Re: [PATCH 5/5] perf docs: arm_spe: Document new discard mode

From: James Clark
Date: Wed Dec 18 2024 - 05:08:05 EST

On 18/12/2024 12:54 am, Ian Rogers wrote:
On Tue, Dec 17, 2024 at 3:56 AM James Clark <james.clark@xxxxxxxxxx> wrote:

Document the flag, hint what it's used for and give an example with
other useful options to get minimal output.

Signed-off-by: James Clark <james.clark@xxxxxxxxxx>
tools/perf/Documentation/perf-arm-spe.txt | 11 +++++++++++
1 file changed, 11 insertions(+)

diff --git a/tools/perf/Documentation/perf-arm-spe.txt b/tools/perf/Documentation/perf-arm-spe.txt
index de2b0b479249..588eead438bc 100644
--- a/tools/perf/Documentation/perf-arm-spe.txt
+++ b/tools/perf/Documentation/perf-arm-spe.txt
@@ -150,6 +150,7 @@ arm_spe/load_filter=1,min_latency=10/'
pct_enable=1 - collect physical timestamp instead of virtual timestamp (PMSCR.PCT) - requires privilege
store_filter=1 - collect stores only (PMSFCR.ST)
ts_enable=1 - enable timestamping with value of generic timer (PMSCR.TS)
+ discard=1 - enable SPE PMU events but don't collect sample data - see 'Discard mode' (PMBLIMITR.FM = DISCARD)

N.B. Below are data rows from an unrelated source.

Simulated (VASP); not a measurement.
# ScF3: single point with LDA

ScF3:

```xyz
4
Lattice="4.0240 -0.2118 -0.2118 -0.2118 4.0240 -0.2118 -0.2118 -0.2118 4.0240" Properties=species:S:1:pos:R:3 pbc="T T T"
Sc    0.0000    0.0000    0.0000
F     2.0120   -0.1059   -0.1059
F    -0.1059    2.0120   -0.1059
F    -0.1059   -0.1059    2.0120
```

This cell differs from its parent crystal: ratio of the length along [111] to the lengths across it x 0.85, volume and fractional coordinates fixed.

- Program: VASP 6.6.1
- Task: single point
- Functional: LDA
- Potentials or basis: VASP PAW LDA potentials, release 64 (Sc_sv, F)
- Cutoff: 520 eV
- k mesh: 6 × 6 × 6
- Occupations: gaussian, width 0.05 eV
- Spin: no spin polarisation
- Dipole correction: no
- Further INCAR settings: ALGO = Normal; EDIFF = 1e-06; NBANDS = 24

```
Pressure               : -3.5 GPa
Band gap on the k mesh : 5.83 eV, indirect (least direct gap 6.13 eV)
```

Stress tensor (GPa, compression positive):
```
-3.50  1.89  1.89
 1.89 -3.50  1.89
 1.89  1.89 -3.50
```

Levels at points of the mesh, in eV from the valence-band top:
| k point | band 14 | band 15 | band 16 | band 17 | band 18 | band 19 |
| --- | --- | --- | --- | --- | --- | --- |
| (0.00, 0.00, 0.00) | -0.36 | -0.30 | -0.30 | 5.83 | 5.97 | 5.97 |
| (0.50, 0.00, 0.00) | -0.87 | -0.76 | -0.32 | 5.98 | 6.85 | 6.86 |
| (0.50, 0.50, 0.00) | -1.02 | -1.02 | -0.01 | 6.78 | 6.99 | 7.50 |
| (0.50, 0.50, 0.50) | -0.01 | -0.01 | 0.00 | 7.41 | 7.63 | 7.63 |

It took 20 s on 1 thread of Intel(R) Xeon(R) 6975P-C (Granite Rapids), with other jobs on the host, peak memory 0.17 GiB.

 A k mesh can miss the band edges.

+++*+++ Latency is the total latency from the point at which sampling started on that instruction, rather
than only the execution latency.
@@ -220,6 +221,16 @@ Common errors

Increase sampling interval (see above)

+Discard mode
+SPE PMU events can be used without the overhead of collecting sample data if
+discard mode is supported (optional from Armv8.6). First run a system wide SPE
+session (or on the core of interest) using options to minimize output. Then run
+perf stat:
+ perf record -e arm_spe/discard/ -a -N -B --no-bpf-event -o - > /dev/null &
+ perf stat -e SAMPLE_FEED_LD

Perhaps clarify this should be an ARM SPE event? It seems strange to
have one perf command affect a later one, the purpose of things like
event multiplexing is to hide the hardware limits. I'd prefer if the
last bit was like:
Then run perf stat with an SPE event on the same PMU:

perf record -e arm_spe/discard/ -a -N -B --no-bpf-event -o - > /dev/null &
perf stat -e arm_spe/SAMPLE_FEED_LD/


Hi Ian,

Confusingly this isn't an SPE event, it is a normal PMU event. The fact that one Perf command affects the other is because these events only count when SPE is enabled. When it's enabled it has an effect on a per-core level which is why in the example I made it simpler by enabling SPE system wide.

SPE is an exclusive PMU like Coresight and some others so it can't be affected by multiplexing or anything like that. The SAMPLE_FEED_LD PMU would be, but as long as SPE stays enabled it will count the right thing regardless of multiplexing.